That database, by design, can crank out layered analyses. There are the basics, like drop-out or graduation rates by county. Then there are more complex, like that just under 15% of Mississippi high schoolers who get career-driven technical training wind up staying on that path by attending a public four-year university. 

But the Statewide Longitudinal Data System’s reports and statistics haven’t always been what’s put it in the spotlight. The database’s recent history is messy, marred by years of infrequent board meetings, a former director who used the phrase “alternative data” to describe his work, and bylaws that largely kept the tax-funded database’s analyses from reporters and the public. 

Now the database’s leadership says it’s a new era for the system, which is often called its acronym: SLDS. After two years without any meaningful updates, the SLDS has a fresh line of funding and is under a new set of rules that calls for more access to datasets.

The stakes are high: The system’s success, support, and credibility are crucial if Mississippi and its new workforce development office plan to follow through with promises to close workforce and labor training shortfalls. Without reliable data to help identify gaps in the workforce, it would be all the more difficult for lawmakers and newly founded Accelerate Mississippi to close them. 

“We were not really using it for what its intended purpose is,” said the system’s board chair, Patrick Sullivan. “It’s an analytical tool for policymakers to make decisions, to look at what we should be doing more of to get people into higher paying jobs.” 

The database was at an awkward standstill for the last two years, despite over a decade in investments that includes about $20 million in federal grants. State legislatures declined to fund the database again until last session, when it allocated $1.4 million to the system that’s housed and run from the Mississippi State University campus. That new budget began July 1.

The return of state funds is “going to breathe life back into” the database, said Steven Grice, the executive director of the Mississippi State center contracted to manage the system. 

Rep. Donnie Bell was one of the legislators who pushed to give the system state funds again. Bell, the chair of the workforce development committee, is the one who requested the data that showed how few students in high school technical programs wind up pursuing a four-year degree. 

The point of those programs, Sullivan said, is to keep students on high-value paths all the way to a good job. Based on the data, that’s not happening in high numbers. Bell found what he learned about the high school programs through the database invaluable. 

“We need to find a permanent funding source,” Bell said of the system. “This is something that is crucial for Mississippians and the growth of Mississippi.” 

Information enters the system from 11 state agencies, such as the unemployment office and the Department of Education. It is operated out of Mississippi State University’s National Strategic Planning & Analysis Research Center. The state treats the university center as a third-party vendor under a new five-year contract. 

“For a couple years there was, really, essentially nothing that could be done for the system,” Grice said. “So we’re going to be getting all of the data caught up.”

When an individual’s data is pushed into the system, their identity is replaced with a 10-digit number that is linked across state agencies. That way, the system can cross-reference the data to track people, or their participation in state programs, over time. The data could include where they attended college, whether they got unemployment benefits, their income, and more. 

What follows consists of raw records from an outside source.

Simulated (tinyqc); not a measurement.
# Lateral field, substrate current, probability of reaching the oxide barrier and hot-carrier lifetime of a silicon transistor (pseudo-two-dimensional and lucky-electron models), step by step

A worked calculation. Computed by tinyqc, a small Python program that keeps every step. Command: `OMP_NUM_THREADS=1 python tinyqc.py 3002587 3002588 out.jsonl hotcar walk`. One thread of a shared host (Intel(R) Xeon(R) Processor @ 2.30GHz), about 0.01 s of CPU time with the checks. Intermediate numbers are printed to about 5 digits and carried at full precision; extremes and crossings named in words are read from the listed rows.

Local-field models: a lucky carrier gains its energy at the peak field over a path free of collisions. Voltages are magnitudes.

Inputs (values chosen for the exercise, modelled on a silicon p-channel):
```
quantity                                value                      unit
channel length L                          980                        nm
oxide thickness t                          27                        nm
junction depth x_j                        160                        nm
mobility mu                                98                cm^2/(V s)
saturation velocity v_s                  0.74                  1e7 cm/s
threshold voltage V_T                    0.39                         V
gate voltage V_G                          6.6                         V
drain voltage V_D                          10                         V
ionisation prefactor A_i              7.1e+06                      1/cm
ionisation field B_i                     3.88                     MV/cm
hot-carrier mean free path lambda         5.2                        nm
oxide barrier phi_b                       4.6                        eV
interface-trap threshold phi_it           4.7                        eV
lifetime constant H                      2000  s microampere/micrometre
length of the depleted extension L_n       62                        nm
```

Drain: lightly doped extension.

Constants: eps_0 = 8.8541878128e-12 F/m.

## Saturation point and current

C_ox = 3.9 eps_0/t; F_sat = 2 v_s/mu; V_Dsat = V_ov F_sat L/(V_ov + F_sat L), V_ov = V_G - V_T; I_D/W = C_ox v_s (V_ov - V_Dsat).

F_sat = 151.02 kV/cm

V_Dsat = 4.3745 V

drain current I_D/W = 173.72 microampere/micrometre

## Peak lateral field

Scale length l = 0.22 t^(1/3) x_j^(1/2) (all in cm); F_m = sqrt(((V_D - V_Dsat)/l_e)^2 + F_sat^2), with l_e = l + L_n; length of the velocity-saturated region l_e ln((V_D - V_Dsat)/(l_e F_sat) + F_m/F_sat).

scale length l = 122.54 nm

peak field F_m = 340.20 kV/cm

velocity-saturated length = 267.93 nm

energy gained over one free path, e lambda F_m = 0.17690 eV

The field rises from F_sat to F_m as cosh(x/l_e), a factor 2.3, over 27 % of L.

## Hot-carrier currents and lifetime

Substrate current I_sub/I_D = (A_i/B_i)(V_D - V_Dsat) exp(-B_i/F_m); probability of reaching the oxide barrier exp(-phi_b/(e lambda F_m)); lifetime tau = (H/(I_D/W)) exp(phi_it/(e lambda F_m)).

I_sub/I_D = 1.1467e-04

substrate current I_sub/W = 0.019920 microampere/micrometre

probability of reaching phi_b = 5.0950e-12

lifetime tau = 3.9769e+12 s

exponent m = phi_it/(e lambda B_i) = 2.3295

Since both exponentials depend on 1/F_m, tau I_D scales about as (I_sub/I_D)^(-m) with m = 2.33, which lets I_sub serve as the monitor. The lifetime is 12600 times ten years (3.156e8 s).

“With the state opening this Office of Workforce Development, where you have people whose day job is to think about how to develop a workforce, they have this great mature data system at their disposal,” Grice said. “You can start to ask questions that really unlock the potential for economic development that the system has.” 

It’s data that can better inform the state on the specifics of the brain drain crisis. The brain drain —  which is used to describe waves of young, educated Mississippians leaving the state — was something Grice’s predecessor argued was a false narrative. 

Mississippi State’s analysis research center was founded in 2005 by Domenico “Mimmo” Parisi, a sociology professor and data scientist. At that time, he started putting together the state’s first longitudinal data system. 

The federal government encouraged states to create the systems as means to determine the effectiveness of state services and programs. But by the following decade, Parisi’s messaging around the system’s purpose seemed at odds with its founding. 

In a 2019 Mississippi Today investigation about Parisi and the research center, the professor said his goal was to use “alternative data” to write reports that made Mississippi “look bigger and better” than national statistics and rankings had. Parisi’s actions were more akin to a state pitchman and power broker than unbiased scientist. Critics said the center was operating more as a think tank than a university research center. 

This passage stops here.